The short story

In the 1600s, some of Italy’s first newspapers were news sheets called gazeta, named after a small Venetian coin that matched its price. Some suggested that the word came from gazza, a chattering magpie—that would spread news.

Contrary to popular belief, the bird isn’t a collector of shiny objects but a discerning aggregator, attuned to cultural traits. It reminded me of media strategy, where success is rooted in the blend of insights from marketing, product, and audience research.

The longer story

Autocratic environments make media numbingly dull and create a sameness that is deadening. But societies are anything but. They're rich in diverse experiences that can inform, inspire, and expand horizons.

We're obsessed with transcending these limitations to inform the public—silence or noise, bias or lies—with stories well reported and told.

We have reported from, worked with, and led newsrooms in some of the world's most hostile places for journalists, including China, Myanmar, Iran, Afghanistan, and Russia. While we started out looking for good stories, we have learned along the way that impactful reporting means writing not just about communities but for them.

That's when great journalism can, in an instant, assume its own momentum and get shared, on and on, until the stories told become part of the shared narratives that are the foundations of collective identity.

How media organizations have navigated these challenges offers lessons for media everywhere on how to render them more resilient to silencing and more intentional in overcoming any disconnect from the people they are aspiring to serve.

We now work on building and supporting newsrooms, maturing their digital strategies through audience research, remote reporting, digital security, and real-world iterative product development. It's our mission to help news leaders address their challenges related to media irrelevance and disconnection.

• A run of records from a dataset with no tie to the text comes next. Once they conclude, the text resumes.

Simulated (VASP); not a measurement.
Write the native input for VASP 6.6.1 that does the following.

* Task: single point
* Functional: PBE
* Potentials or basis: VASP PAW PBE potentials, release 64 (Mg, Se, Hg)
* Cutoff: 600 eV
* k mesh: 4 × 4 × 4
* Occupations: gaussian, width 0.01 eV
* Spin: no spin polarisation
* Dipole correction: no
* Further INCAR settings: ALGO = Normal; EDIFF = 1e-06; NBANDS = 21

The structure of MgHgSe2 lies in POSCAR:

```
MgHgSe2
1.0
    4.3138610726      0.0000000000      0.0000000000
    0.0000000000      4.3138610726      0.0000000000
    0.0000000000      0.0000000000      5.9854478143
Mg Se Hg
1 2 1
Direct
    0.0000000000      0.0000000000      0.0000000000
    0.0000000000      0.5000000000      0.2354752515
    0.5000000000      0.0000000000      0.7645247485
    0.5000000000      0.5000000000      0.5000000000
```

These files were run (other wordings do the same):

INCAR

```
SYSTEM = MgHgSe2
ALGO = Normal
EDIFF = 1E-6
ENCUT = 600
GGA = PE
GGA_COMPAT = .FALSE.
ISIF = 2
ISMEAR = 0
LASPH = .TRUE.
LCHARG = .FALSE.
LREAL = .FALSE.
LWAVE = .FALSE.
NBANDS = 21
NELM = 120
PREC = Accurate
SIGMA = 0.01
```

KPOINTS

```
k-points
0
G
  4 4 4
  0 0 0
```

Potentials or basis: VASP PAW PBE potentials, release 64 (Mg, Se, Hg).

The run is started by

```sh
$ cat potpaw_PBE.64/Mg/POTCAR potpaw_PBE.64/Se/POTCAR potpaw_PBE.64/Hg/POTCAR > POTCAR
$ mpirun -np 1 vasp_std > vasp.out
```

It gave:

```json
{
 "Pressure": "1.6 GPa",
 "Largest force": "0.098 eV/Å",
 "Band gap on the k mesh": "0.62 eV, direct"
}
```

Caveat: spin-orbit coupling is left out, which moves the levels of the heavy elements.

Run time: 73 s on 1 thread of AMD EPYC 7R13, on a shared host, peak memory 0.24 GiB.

In these projects, we've failed often and have seen many projects and newsrooms fail. The challenges are not just external (lack of access, surveillance, harassment, intimidation, and violence). They're much more often internal due to a lack of clarity on questions like "Who do we serve?" "What is our sustainable competitive advantage?" and "How do we measure success?".

Success stories have been very intentional in what they were trying to do, willing to test, iterate, and sometimes discard approaches that didn't work in pursuit of their overarching theory of change.